Hackers for hire: Anonymous, quick, and not necessarily illegal

Lack skills yourself? A new website allows you to find a hacker in minutes for revenge against an ex or to take down local competition.
Written by Charlie Osborne, Contributing Writer

Hacker's List is a new service for those looking to draft help from the hacking community.

The website, which opened for business in early November, has opened a public window in how the business elements of hacking can operate. As noted by the New York Times, the business is no longer limited to state-sponsored cyberespionage, criminal gangs or the pursuit of data -- instead, the average citizen can employ the skills of a white or black-hat hacker for relatively low rates.

Far from the realms of the destructive Sony hack, JPMorgan Chase, the inside job at Morgan Stanley and other high-profile cyberattacks which have taken place over the past year, Hacker's List matches hackers with members of the general public who wish to hire hackers for far smaller jobs -- although ones that may not be any less damaging on a personal scale.

According to the publication, over 500 hacking jobs have been put to the bid since the site's launch last year. Submitted anonymously by the site's users, hackers then seek to outbid each other to secure the work, which ranges from breaking into email accounts to taking down websites.

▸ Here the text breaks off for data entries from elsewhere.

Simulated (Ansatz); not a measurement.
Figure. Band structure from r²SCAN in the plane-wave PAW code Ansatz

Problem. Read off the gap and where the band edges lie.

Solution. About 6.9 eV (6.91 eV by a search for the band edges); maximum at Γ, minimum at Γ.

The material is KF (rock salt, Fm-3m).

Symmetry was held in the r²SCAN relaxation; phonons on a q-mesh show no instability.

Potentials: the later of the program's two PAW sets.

Hacker's List acts as a go-between, taking a slice of the fee for each job completed and holding funds until the hacker has completed their assignment and feedback has been received. If there is a problem, the website says a "dispute specialist" will review the work.

A number of hackers listed on the website provide hourly rates, ranging from $28 to $300.

The variety of jobs is far-ranging; from breaking into Gmail accounts to corporate email and taking down websites in revenge. Surprisingly, many jobs listed on the site are for the purpose of education -- with customers pleading for hackers to break into school systems in order to change grades.

A selection of jobs (unedited), together with how much customers are willing to pay for a job, are listed below.

$300-$500: I need a hack for an Android Game called "Iron Force" developed by "Chillingo". It's a dynamic Server game, frequently updated. very hard to hack. i need a hack that give diamonds and cash on this game and if possible a auto-play robot system for my account.

$10-$350: Need some info and messages from a Facebook account. Other jobs to come if successfull

$300-$600: I need a hacker to change my final grade, it should be done in a week.

$200-$300: Hack into a company email account. Copy all emails in that account. Give copies of the emails employer. Send spam emails confessing to lying and defamation of character to everyone in the email list.

Other jobs include de-indexing pages and photos from search engines, acquiring client lists from competitors and retrieving lost passwords.

It isn't clear how successful Hacker's List will turn out to be, as many jobs are listed without a single bidder. From a law perspective, the website's owner has taken steps to try and stay out of culpability. The website includes a long terms and conditions section which forbids illegal activity, and Hacker's List says it neither endorses nor condones illegal activity. The T&C section states:

  • In your use of our Service, you agree to act responsibly in a manner demonstrating the exercise of good judgment. For example and without limitation, you agree not to: violate any applicable law or regulation,
  • infringe the rights of any third party, including, without limitation, intellectual property, privacy, publicity or contractual rights,
  • use the information available through our Service for any unauthorized or unlawful purpose,
  • use the Service for any illegal purposes.

In addition, to stop your activities from being made obvious through bank statements, Hacker's List assures users that transactions will be discreetly labeled "CCS."